Geotechnical works.


The A86 double-deck tunnel - An exceptional engineering feat

The motorway tunnel between Rueil-Malmaison and Vélizy completed the A86, Greater Paris’s second ringroad after the Périphérique.

Work on the A86 began in 1968. The first 50 kilometres went into service in 1994, and additional shorter sections were opened over the following years. The ten kilometre-long tunnel, the final link of the A86, was inaugurated on 9 January 2011, after uncertainties as to its route and the toughening of safety standards following the fire in the Mont-Blanc Tunnel in 1999.

The A86 double-deck tunnel - An exceptional engineering feat
© photothèque cofiroute

The A86 double-deck tunnel - An exceptional engineering feat
© photothèque cofiroute

A single-tube tunnel

The solution of a tunnel for the west section of the A86 was chosen to preserve urban fabric and cultural heritage sites, particularly around the Château de Versailles.

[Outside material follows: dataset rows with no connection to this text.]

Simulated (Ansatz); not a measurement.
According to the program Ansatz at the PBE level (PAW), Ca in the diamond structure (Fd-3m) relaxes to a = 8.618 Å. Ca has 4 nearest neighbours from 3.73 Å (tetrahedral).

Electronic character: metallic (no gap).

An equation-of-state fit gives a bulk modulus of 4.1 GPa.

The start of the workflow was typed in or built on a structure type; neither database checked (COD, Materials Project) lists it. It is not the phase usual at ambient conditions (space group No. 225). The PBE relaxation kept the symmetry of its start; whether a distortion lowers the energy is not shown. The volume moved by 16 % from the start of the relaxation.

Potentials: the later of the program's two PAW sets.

In 1999, the French State awarded Cofiroute the contract to build a tunnel solely for light vehicles, granting it a 75-year concession. The other projects proposed double-tube tunnels, whereas the less-costly Cofiroute solution consisted in a single, double-deck tunnel with one-way traffic on both levels. The A86 Duplex is the only two-way double-deck tunnel in Europe.

A world première

Soundings explored the subsoil and located water tables along the tunnel’s course. Only a tunnel-boring machine (TBM) could bore a ten-kilometre tunnel in a reasonably short time. Given the wide variety of terrain the tunnel had to traverse (sand, clay, limestone, chalk, etc.), Herrenknecht of Germany built the first-ever “two-in-one” TBM, capable of drilling through hard and soft layers by changing its shield in 24 hours.

In hard terrain, the machine’s rotating cutting heads used hardened tungsten steel cutting bits and disc cutters that chip away and fracture the rock. It was the excavated materials themselves that supported the bored area, which is why this boring system is called “earth pressure balance.” In soft terrain, the TBM used the “slurry pressure” system, which injects a clay sludge called bentonite which adheres to the tunnel’s walls and holds up the boring area by maintaining a balance between the earth and its own pressure.

Duplex A86, tunnel digging

The A86 double-deck tunnel - An exceptional engineering feat
© photothèque cofiroute

EMMA, the giant mole

The gigantic EMMA tunnel-boring machine was 11.56 meters in diameter and towed a 200 meters tracking train (the equivalent of three Métro carriages).

As it bored at a rate of 12 to 14 meters a day, EMMA installed concrete arch segments to consolidate the tunnel, advancing using its 42 hydraulic jacks to push off against the last arch segments.

Every TBM is purpose-built for the tunnel to be bored. EMMA was entirely dismantled after completion of the A86 double-deck project and its components were used on other TBMs.